Fast-Moving Architecture, Slow-Moving Games

21 November 2012 | 0 comments

Last week, we decided to have a think about games and time. This is one of a collection of posts that came from that thinking – Alex’s thoughts on the relationship between game design and architecture.

Hide&Seek’s central concern as a studio is with the creation of games for public spaces. As our practice has developed, we have sought out ways that our designs can support public play without the need for human intervention in the form of an event. Projects such as Tate Trumps (Tate Modern, 2009) and The Building Is… (Gâité Lyrique, 2012) create experiences where play is mediated by technology, while retaining the live, human, social qualities of festivals. Our work situates video game design in the public realm, claiming it as a form of civic culture.

In doing so, we seem to have arrived at a point that aligns closely with the goals of landscape urbanism, a movement in part defined by the lead architect of the Highline in New York (and the forthcoming transformation of the south end of the Olympic Park, James Corner.

In his landmark essay “Terra Fluxus”, Corner argues for the definition of urban infrastructure as “an ecology of various systems and elements that set in motion a diverse network of interaction”. That definition could as easily describe the iPhone, the Steam platform or a game like League of Legends – and suddenly, excitingly, architecture and game design slide on to the same spectrum, their goals and concerns aligned.

To develop the ecological metaphor a little, I feel that buildings are the giant, slow-moving, apex creatures of urban ecology, and games are the zippy, buzzing insects – each performing essential functions for the sustaining of culture, but on completely different timescales. They live, function, die and evolve at completely different rates. But they share a very great deal.

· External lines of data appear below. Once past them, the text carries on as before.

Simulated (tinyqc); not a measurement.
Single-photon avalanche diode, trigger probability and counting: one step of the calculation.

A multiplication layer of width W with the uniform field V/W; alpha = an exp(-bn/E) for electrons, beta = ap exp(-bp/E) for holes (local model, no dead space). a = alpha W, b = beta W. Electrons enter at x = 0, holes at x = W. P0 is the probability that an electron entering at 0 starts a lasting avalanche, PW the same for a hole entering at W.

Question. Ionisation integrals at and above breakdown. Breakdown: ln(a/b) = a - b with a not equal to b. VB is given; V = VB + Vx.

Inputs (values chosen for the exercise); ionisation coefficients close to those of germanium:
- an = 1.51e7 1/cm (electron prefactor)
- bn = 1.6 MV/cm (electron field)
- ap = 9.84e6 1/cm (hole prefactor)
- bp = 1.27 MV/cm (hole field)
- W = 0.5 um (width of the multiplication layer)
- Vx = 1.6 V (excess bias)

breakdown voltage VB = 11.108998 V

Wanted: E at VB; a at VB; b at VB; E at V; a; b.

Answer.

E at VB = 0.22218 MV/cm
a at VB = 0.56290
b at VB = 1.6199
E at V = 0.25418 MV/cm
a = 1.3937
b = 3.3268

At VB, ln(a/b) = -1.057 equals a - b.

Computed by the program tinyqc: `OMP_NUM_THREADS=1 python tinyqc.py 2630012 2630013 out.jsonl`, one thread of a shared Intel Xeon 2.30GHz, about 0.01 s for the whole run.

Especially, I think, now that the digital is permeating the surface of our urban landscape. Screens are getting cheaper, more networked, more robust, and consequently are starting to be installed in ever more unlikely places. Alfie Dennen’s pioneering Bus Tops project situated beautiful LED screens around London, with content that could be populated by the public. And the recently installed screen-bins in the City of London put news and recycling into a single unlikely but handy format. And of course, there’s the screens we all carry with us - Seb Lee-Delisle’s PixelPhones project is doing some very smart and exciting things with real-time networking of massive numbers of smartphones, turning them into a single display.

What this says to me is that architects need to find new ways of collaborating with designers from other disciplines. I find it really interesting that playground design, for example, tends to be the exclusive province of architects, although there are a number of exciting exceptions that Holly switched me on to: set designers, product designers, Peruvian artist collectives and (best of all I think) Japanese crochet artists have all made playgrounds, with what appear to be spectacular results… (and Keita Takahashi’s sadly thwarted plans for a playground in Nottingham – what happened to that? Can we resurrect it?). I foresee a time in the near future where video game design, playground design & architecture have smooshed together into one interesting new space, generating games and play experiences that mix slowly-changing landscapes with a digital infrastructure for play,  co-owned and co-authored by the communities who participate in them.